Chapter Four
The Origins of Cows
The cows we carry around are not created because we have deliberately set out to learn them. In fact, as absurd as it may seem, they are the result of positive intentions. Behind every behavior, no matter how self-destructive it may seem, lies a positive intention toward ourselves.
We do not do anything simply to cause harm to ourselves, but because we believe that we are somehow deriving a benefit from it.
For example, the person whose cow is: “The day I decide that I want to stop smoking, I will stop without any problem. It is just that I have not made the decision to stop” uses this self-deception to protect his low self-esteem and hide his inability to get rid of this bad habit.
His cow gives him the feeling that he is in control of his bad habit and not that his bad habit is in control of him. Do you realize the danger of a cow like this? You can literally carry it around your whole life, without ever feeling bad about your helplessness, or doing anything to remedy the situation.
Like this one, many of the other limiting beliefs that we carry with us throughout our lives have been the result of good intentions. Notice how easy it is to acquire a cow. Let's say that this cow sounds like this: “I'm not good at this.”
This cow is very common among people and it begins almost unconsciously. The person learns to do a task, a profession or a trade well. He enjoys doing it, develops a special talent for it and after some time thinks: “This is what I'm good at.”

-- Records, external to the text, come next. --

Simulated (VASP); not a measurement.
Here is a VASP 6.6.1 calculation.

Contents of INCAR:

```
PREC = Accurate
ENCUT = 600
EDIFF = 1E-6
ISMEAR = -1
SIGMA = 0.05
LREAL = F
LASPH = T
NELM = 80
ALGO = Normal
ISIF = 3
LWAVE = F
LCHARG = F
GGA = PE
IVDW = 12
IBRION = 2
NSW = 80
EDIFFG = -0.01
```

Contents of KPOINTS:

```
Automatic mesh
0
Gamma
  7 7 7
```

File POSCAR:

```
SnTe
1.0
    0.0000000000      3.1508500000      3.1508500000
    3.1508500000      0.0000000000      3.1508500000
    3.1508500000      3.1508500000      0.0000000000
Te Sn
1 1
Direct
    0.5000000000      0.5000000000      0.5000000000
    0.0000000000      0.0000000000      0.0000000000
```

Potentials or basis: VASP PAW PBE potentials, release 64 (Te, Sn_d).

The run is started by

Do you realize what just happened? Upon reaching this conclusion, this realization, the person unintentionally begins to think that perhaps this is his talent, his calling in life, his true and only vocation. He assumes that in no other area will he be able to be as effective as in this one, and stops seeking his development in other areas. You start making excuses (cows), finding reasons (more cows) to try to explain your limitations and make statements such as:
-I've always been like that.
-I wasn't born with the talent for that.
-I don't have the body that's needed for that.
-I don't have the right personality.
And so, inadvertently, you create limitations that don't allow you to expand your potential. However, the real problem is far from being physical, congenital or personality-related. The real problem is the mental programs that we have stored in the archives of our subconscious, and that act as defense mechanisms that help us safeguard the image we may have of ourselves.
See? These are cows, because it's not that you think you're not good at anything. What happens is that you're convinced that you're good at one thing and that the rest is not something for which you have an innate talent.
Your cow of: "this is what I'm good at" gives you a certain sense of tranquility, because you know that at least one thing you're good at. And to reinforce this idea even more, you frequently remind yourself that “not everyone can be good at everything.” However, the truth is that all of us have the capacity to be good at many other things. Many more than we are willing to accept. However, we will never find out unless we kill our “this is what I am good at” cow.
Other limitations (cows) are the result of past experiences that have become invalid. Maybe when you were six years old you were asked to recite a poem in front of the class and your teacher laughed, or some classmates made fun of you, which, as you might expect, made you feel bad and from that moment on you stopped reciting in front of other people or speaking in public, to avoid further embarrassment in front of your classmates and to evade criticism from other people.
After many years of allowing this cow to grow and fatten in the stable of your mind, you came to accept that public speaking was not one of your skills, that you simply did not have the talent for it. And hearing that you are not the only person afflicted by this illness gives you the peace of mind that you are not alone.
Today, at forty years of age, when someone asks you to make a short presentation at work, or to speak for five minutes about the project you are working on, you respond: “Look, ask me to do all the work, if you want I will write it up and print it, or if you want I will take care of all the necessary research, but do not ask me to stand in front of the group (which is six people) and speak, even if it is only for five minutes, because in that field my skills are zero.”
You may have gone more than thirty years without trying to do it, but you assume that your skills to do so must be the same as when you were six years old, which is absurd, of course.
So we often allow a cow that has been in our mind for many years and that today possibly has no validity, to tell us what we can do and what we cannot do.
What I want you to understand is that many of the limitations (cows) that you have at this moment are not physical, nor do they have to do with your mental capacity, your gifts or your talents, but with limiting beliefs, which are mostly erroneous ideas about your true potential and what is or is not possible.
Remember that any erroneous idea that we hold in our subconscious for a long time and validate with our actions, becomes a form of self-hypnosis.
This is precisely what stops many people from succeeding. Through this form of self-hypnosis they have filed in their mind a whole series of false beliefs and ideas that, perhaps at one time were valid, but now are no longer. However, since they have not yet been erased, they continue to exert their limiting effect from the depths of your subconscious mind.